Many students incorrectly believe that being good at STEAM learning means being fast. In our classes, we dissociate success from speed.

When we value fast computation over other skills, we discourage deep thinking, risk taking and meaningful progress. Starfire teachers teach students to think deeply, connect methods, reason, and justify their methods. 

Winter Session Updates

We are thrilled to be touching base with our Starfire community at the mid-point of Winter Session 2019. We are excited to be collaborating on critical thinking skill development, deep learning, and fun with our Starfire students.  

Class News
The Starfire curriculum emphasizes exploration and hands-on-learning over memorization.  This generates useful context for students that is helpful in learning and retaining new skills.  

Here are som fun examples of activities and challenges happening in Starfire classrooms:

  • Luyi’s Art & Design class at La Entrada worked to turn 2D shapes into 3D forms.  The students created masks out of their newly formed 3D shapes.

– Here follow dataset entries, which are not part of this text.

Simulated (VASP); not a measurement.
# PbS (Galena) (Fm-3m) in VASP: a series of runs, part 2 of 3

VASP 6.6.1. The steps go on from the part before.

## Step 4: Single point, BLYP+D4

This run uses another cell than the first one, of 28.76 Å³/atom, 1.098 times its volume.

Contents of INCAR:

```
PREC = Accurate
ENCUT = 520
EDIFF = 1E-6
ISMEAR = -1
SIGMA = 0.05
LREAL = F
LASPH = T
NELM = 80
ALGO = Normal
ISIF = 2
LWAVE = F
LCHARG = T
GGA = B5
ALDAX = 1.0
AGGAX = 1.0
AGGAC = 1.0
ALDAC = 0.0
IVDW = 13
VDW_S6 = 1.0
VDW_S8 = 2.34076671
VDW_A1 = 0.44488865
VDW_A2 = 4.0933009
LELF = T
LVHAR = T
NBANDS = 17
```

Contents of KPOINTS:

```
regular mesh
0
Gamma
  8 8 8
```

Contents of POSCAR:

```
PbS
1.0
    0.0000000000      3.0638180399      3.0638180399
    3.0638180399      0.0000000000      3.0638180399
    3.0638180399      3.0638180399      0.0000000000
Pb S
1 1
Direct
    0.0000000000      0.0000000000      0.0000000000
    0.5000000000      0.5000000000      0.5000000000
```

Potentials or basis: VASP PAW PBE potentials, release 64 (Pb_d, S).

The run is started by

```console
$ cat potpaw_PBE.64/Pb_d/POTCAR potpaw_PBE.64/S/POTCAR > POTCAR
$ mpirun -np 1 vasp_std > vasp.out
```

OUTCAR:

  • Tejal’s Electrical Engineering class at Brewer Island learned the concept of insulators vs. conductors and how those concepts apply to real world engineering scenarios.

  • Jennifer’s Math class at Escondido completed a highly interactive workshop estimating the number of gems in a glass and the length of a string. Students were asked to explain/defend their reasoning and encouraged to risk conjectures.

Teacher Spotlight
We are proud of the enthusiastic, credentialed and dedicated teachers at Starfire.  We would love to share some information about one of the newest members of our team, Samina. Our Starfire Education instructor Samina started her career as a software engineer, working at places like Cisco and Oracle doing software development. More recently, she has focused on being a Technical Trainer and coding Instructor in a variety of settings. Samina is also community minded! She is involved in the training department of Women in Big Data.

She is also a mom to two teenage boys who share her love of reading, computers and museums. She has enjoyed mentoring her boys and wants to share that enjoyment with Starfire Education students.

Starfire Learning Tools
Design Thinking is one of the pedagogical tools our students use to solve problems.  The goal of a designer is to listen, observe, understand, sympathize, empathize, synthesize and glean insights. Design thinking is a strategy for solving problems through creativity, and innovation. Starfire teachers help students apply the skills used by designers to solve problems posed in their classrooms, whether they are posed in math, coding or engineering classes.  Design thinking as a problem solving method was developed at Stanford, and is a growing feature of STEM education. We love the research coming out of REDLab at Stanford University Graduate School of Education and its focus on the use of Design Thinking in K-12 Education.